Because if our houseplants are talking, what on earth does our dinnerware say? We know our clothes talk about us (God help the person who wears sweatpants on a first date), but do we know what our plumbing says? Are those below the sink s-bends completely passe?

I have a problem with the fact that I know the new trend in sinks. I know what designer I'd like to have made my tape dispenser. I know that the designer who makes the really ugly clothes is actually good-ugly, even though it looks just ugly-ugly, because it's funny-ugly, and signals being really super in-the-know. I do not want to be a walking catalog. I think it's creepy, and I think it's demeaning.



I think we're commodifying ourselves: that we have so little time and so few forums in which to develop a real sense of value that we annex everything around us into a vast whirling theater of identity. It's very 1980's, very Jenny Holtzer, very Barbara Kruger. The same part of me that thinks that the African Violet fashion is a sign of the coming apocalypse thinks that we've developed a post-capitalist language that uses objects as a stand-in for actual identity. Want to look smart and artistic? Have I got the sink (neighborhood, house, garden) for you.

It's shorthand for real relationships, for the development of real ways to mediate identity. We use our objects to read things about each other, and as long as we all agree that there is a language of objects and that they do reflect character, or at least certain aspects of it, the system works. That might be well and good, except that we seem to be going, dare I say, apeshit about this lately. We're like little kids learning that blue is for boys and pink is for girls- but we're talking about plants. And What Your Food Says About You.
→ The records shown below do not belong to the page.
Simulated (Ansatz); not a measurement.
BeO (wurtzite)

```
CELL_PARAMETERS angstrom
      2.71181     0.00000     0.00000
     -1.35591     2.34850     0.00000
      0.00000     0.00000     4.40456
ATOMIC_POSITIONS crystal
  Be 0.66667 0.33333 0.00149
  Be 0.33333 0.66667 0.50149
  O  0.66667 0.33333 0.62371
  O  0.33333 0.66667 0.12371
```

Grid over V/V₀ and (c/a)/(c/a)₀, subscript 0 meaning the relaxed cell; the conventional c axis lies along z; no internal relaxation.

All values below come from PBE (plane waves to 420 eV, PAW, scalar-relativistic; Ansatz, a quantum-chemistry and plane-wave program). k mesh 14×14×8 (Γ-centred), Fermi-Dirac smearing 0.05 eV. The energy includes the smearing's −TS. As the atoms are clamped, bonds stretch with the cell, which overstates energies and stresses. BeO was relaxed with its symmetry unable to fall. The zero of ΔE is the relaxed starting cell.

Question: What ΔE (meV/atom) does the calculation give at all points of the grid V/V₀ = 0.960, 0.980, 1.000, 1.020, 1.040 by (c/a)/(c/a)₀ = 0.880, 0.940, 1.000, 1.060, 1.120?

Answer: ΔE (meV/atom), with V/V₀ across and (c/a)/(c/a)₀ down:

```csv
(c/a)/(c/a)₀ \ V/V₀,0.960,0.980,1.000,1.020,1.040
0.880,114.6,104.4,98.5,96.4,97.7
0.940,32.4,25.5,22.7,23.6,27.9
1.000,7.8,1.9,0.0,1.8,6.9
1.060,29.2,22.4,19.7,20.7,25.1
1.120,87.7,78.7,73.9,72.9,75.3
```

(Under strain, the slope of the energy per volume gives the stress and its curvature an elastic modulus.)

And really- must we characterize everything in terms of ourselves? Can't we leave some parts of the world free of our synaptic impulse towards identity politics? Some place where things can be left wild, without interference, alone and symbol-less? There should be an identity free zone. Something like Antarctica- a place where rabbit and turkeys can live in peace without people throwing holidays and assumptions about their fertility and dumbness at them...


Turkey Tail Fungus. It's the new black.